Scipy.sparse.csr_matrix: How to get top ten values

2020-02-01 01:51发布

问题:

I have a large csr_matrix and I am interested in the top ten values and their indices each row. But I did not find a decent way to manipulate the matrix.

Here is my current solution and the main idea is to process them row by row:

row = csr_matrix.getrow(row_number).toarray()[0].ravel()
top_ten_indicies = row.argsort()[-10:]
top_ten_values = row[row.argsort()[-10:]]

By doing this, the advantages of csr_matrix is not fully used. It's more like a brute force solution.

回答1:

I don't see what the advantages of csr format are in this case. Sure, all the nonzero values are collected in one .data array, with the corresponding column indexes in .indices. But they are in blocks of varying length. And that means they can't be processed in parallel or with numpy array strides.
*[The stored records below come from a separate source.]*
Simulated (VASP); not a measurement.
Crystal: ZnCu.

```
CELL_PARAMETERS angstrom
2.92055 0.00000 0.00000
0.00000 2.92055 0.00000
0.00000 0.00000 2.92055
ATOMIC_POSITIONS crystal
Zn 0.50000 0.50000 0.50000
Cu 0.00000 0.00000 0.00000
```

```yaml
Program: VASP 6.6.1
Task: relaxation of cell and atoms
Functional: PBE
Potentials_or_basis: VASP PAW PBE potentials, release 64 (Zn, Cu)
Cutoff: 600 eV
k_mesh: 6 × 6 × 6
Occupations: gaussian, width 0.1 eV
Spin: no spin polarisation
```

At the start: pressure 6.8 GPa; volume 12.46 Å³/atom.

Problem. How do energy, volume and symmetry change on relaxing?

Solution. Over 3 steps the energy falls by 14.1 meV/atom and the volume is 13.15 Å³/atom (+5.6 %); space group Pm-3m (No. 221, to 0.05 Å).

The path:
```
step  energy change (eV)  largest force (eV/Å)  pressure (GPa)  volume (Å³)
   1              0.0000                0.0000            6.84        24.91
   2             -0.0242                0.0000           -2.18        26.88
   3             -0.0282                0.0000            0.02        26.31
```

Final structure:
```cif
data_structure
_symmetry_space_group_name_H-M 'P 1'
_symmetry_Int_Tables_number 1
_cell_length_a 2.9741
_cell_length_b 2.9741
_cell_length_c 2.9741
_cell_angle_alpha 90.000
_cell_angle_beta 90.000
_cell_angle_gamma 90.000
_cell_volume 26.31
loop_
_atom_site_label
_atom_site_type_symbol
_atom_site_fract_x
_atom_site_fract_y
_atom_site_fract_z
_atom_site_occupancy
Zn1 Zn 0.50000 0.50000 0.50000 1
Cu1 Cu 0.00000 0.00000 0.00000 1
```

One solution is the pad those blocks into common length blocks. That's what .toarray() does. Then you can find the maximum values with argsort(axis=1) or withargpartition`.

Another is to break them into row sized blocks, and process each of those. That's what you are doing with the .getrow. Another way of breaking them up is convert to lil format, and process the sublists of the .data and .rows arrays.

A possible third option is to use the ufunc reduceat method. This lets you apply ufunc reduction methods to sequential blocks of an array. There are established ufunc like np.add that take advantage of this. argsort is not such a function. But there is a way of constructing a ufunc from a Python function, and gain some modest speed over regular Python iteration. [I need to look up a recent SO question that illustrates this.]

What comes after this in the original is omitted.